|TITLE||Piccolo Mondo (Small World)|
|SOUND||Francesco Gatti e Nicola Piovanello|
|PRODUCTION||Gattopicchio, Kansassìti e Mediateca Digitale della Maremma|
I seem to recognize the eternal premises of fascism precisely in being provincial (…). We cannot fight fascism without identifying it with our stupid, mean, unrealistic part, a part that has no political party (…), because that part is within each of us. Federico Fellini
Small World is the name of a stilt-house style restaurant built in the 60s in a small town on the Tuscan coast of the Tyrrhenian Sea called Follonica. The restaurant was constructed following the American capitalist myth based on unbridled overbuilding during the years of the economic boom. The city’s clusters of large buildings, factories, and tourist spaces became the emblem of a unified, standardized, and massified population that does not welcome diversity.
In this coastal town, a protest movement called L’Onda was created to prevent the Municipality’s initiative to allocate three hectares of land, fully equipped with both water and energy connections, to two Roma families.

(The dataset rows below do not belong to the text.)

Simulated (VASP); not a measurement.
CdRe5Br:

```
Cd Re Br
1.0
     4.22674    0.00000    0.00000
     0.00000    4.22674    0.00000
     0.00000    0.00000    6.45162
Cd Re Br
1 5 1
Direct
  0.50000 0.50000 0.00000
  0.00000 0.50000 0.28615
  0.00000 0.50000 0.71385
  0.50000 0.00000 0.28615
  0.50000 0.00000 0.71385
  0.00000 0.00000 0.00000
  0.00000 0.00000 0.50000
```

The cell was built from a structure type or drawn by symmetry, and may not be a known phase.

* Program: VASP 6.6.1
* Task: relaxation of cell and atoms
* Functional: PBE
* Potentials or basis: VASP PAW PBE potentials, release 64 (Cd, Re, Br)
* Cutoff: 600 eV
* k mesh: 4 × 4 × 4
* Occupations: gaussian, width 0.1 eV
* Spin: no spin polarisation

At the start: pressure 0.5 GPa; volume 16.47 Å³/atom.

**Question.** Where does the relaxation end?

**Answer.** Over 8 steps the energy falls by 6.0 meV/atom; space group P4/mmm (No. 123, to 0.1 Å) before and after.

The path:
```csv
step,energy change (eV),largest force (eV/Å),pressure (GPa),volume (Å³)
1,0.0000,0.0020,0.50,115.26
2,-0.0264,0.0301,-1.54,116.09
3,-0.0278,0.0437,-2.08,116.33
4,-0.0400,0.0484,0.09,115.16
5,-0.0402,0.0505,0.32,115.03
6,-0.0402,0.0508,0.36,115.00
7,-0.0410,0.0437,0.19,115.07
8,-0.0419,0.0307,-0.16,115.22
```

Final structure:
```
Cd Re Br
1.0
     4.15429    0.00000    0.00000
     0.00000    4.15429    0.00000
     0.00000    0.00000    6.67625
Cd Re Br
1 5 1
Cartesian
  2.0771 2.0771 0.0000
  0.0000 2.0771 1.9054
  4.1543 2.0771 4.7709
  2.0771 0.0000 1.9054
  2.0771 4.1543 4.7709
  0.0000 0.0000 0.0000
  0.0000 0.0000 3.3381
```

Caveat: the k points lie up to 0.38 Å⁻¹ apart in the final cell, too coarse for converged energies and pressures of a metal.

The movement was founded by the leader of said group Dario Piermaria, who gathered 13,000 members mainly through Facebook. The movement sparks a phenomenon and an “Italianness” is demanded that must be defended and respected. Dario, raised by a communist family in the 1970s, inherits the errors of a political class, which, although moved by ideals of democracy and equality, then stumbled upon capitalist corruption, guilty of orphaning future generations.
Then there is Fabio who, despite not championing any particular ideology, is shrouded by ignorance originating from a poor upbringing made up of phrases stolen from the writer Fabio Volo.
In fact, it is precisely the lives of Dario, Fabio, and the Roma in a city that do not remain in the background, but that dictates the punctuation of the meanings of our film, to formulate the implicitly ambiguous question: where do the premises of fascism come from?
After all, the ambivalence of the question leads to an answer that confirms the elusiveness of the social good also expressed by the figure of the elderly master, fascinating in his deliberately whimsical lifestyle, so much so as to recall poetic images then destroyed by the crudeness of his ideas.
Only the Roma children, who play and mourn in the absence of their mother, evoke an innocence close to good, but already marked by evil.
“Francesca where are you? Where are you?” Adrian yells as he plays hide and seek with his sister. Francesca finds herself in a future where her story as a child and a dream has already been lost.
Cinzia Canneri is a photojournalist who documents social issues related to the exploitation of workers, health problems, immigration and gender.
Her story “Women’s bodies as battlefieldies” has received the Camille Lepage award at the Visa Pour l-Image in Perpignan and the first place at Issue Reporting Stories POYi (Pictures of the Year International) in 2022. Instead, her project “Like two wings” on asbestos victims received an award for excellence at the POYi in Science and Natural History Picture Story in 2016 and the first place for Best Portfolio at the Umbria World Fest Award in 2019.
She published in international magazines such as Lens New York Times, Days Japan, 6mois, XLsemanal, Aftenposten, Internazionale, Mind and Open Migration. She is also a photography artistic director of the FolloWme social art Festival in Follonica (Tuscany).
In recent years, her interest has broadened to documentary filmmaking and she has made a film about an incident of racism that occurred in her home town. A project that analyzed the social dynamics of racism through an intimate account of the people and the city itself.